Summary: | ASTERISK-21406: [patch] chan_sip deadlock on monlock between unload_module and do_monitor | ||
Reporter: | Corey Farrell (coreyfarrell) | Labels: | |
Date Opened: | 2013-04-10 19:01:45 | Date Closed: | 2014-03-07 16:59:03.000-0600 |
Priority: | Major | Regression? | |
Status: | Closed/Complete | Components: | Channels/chan_sip/General |
Versions: | 1.8.24.0 11.4.0 | Frequency of Occurrence | Occasional |
Related Issues: | |||
Environment: | Ubuntu/quantal, eglibc-2.15-0ubuntu20 | Attachments: | ( 0) chan_sip-unload-deadlock-backtrace.txt ( 1) chan_sip-unload-deadlock-debug.patch ( 2) chan_sip-unload-testfix.patch |
Description: | unload_module cancels/joins the monitor thread while holding monlock. If do_monitor attempts to lock monlock while unload_module already has it, they deadlock. do_monitor waits for monlock while unload_module waits for do_monitor to exit.

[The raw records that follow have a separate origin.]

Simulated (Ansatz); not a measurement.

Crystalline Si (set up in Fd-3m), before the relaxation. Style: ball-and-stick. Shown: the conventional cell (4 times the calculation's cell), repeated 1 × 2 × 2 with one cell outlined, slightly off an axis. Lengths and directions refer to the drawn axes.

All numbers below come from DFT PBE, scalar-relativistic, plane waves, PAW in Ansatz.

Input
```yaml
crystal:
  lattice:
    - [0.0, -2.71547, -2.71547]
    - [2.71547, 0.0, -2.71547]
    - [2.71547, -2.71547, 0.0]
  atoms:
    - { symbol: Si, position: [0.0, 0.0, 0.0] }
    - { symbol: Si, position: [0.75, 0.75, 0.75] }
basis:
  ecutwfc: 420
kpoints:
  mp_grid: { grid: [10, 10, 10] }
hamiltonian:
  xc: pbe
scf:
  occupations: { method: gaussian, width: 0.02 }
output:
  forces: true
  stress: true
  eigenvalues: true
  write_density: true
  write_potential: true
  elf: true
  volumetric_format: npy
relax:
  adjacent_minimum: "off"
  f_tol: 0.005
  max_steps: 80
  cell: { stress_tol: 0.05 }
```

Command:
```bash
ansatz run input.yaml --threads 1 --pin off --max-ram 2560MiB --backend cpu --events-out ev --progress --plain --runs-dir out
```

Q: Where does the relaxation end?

I've experienced this issue a couple of times in production when attempting to shutting down. I found the cause while running valgrind tests. I believe valgrind slowed things down so much it caused the deadlock to occur somewhat reliably. I could not replicate the issue with lock debugging enabled. I added ast_log messages to unload_module, found that they stopped while monlock was held. The valgrind testing was done with 'make samples', no changes to /etc/asterisk. I tried attaching gdb once the lock occured but it could not find symbols (probably because of valgrind). | ||
Comments: | By: Corey Farrell (coreyfarrell) 2013-04-10 19:38:03.436-0500 [^chan_sip-unload-testfix.patch] is a possible fix. At first I did not use sched_yield(), the ast_debug message was printed, but the deadlock was avoided. After adding sched_yield I was not been able to reproduce the deadlock and or the ast_mutex_trylock failed message. This patch has not been tested with any SIP peers/activity, it was only tested as a way to fix the specific issue. By: David Brillert (aragon) 2013-07-18 08:07:13.596-0500 I might be experiencing the same deadlock. Do you have a gdb trace you can upload so I can compare traces? By: Corey Farrell (coreyfarrell) 2013-07-31 02:58:57.528-0500 gdb backtrace is from 1.8 branch. thread 5 is do_monitor() waiting for monlock. thread 16 is attempting to unload chan_sip. it has monlock and is waiting for do_monitor() to exit (pthread_join) Built without thread debugging, run within valgrind. I've been unable to reproduce this issue with thread debugging enabled. Thread debugging / deadlock detection adds a bunch of code to ast_mutex_lock, one of the calls must react to pthread_cancel. By: Corey Farrell (coreyfarrell) 2014-02-25 18:02:37.029-0600 [^chan_sip-unload-deadlock-debug.patch] is not meant to be committed. If you attempt to unload chan_sip while do_monitor is in delay it will deadlock every time. By: Corey Farrell (coreyfarrell) 2014-03-03 13:55:26.426-0600 Review reposted to https://reviewboard.asterisk.org/r/3284/ for switch to my new RB username. |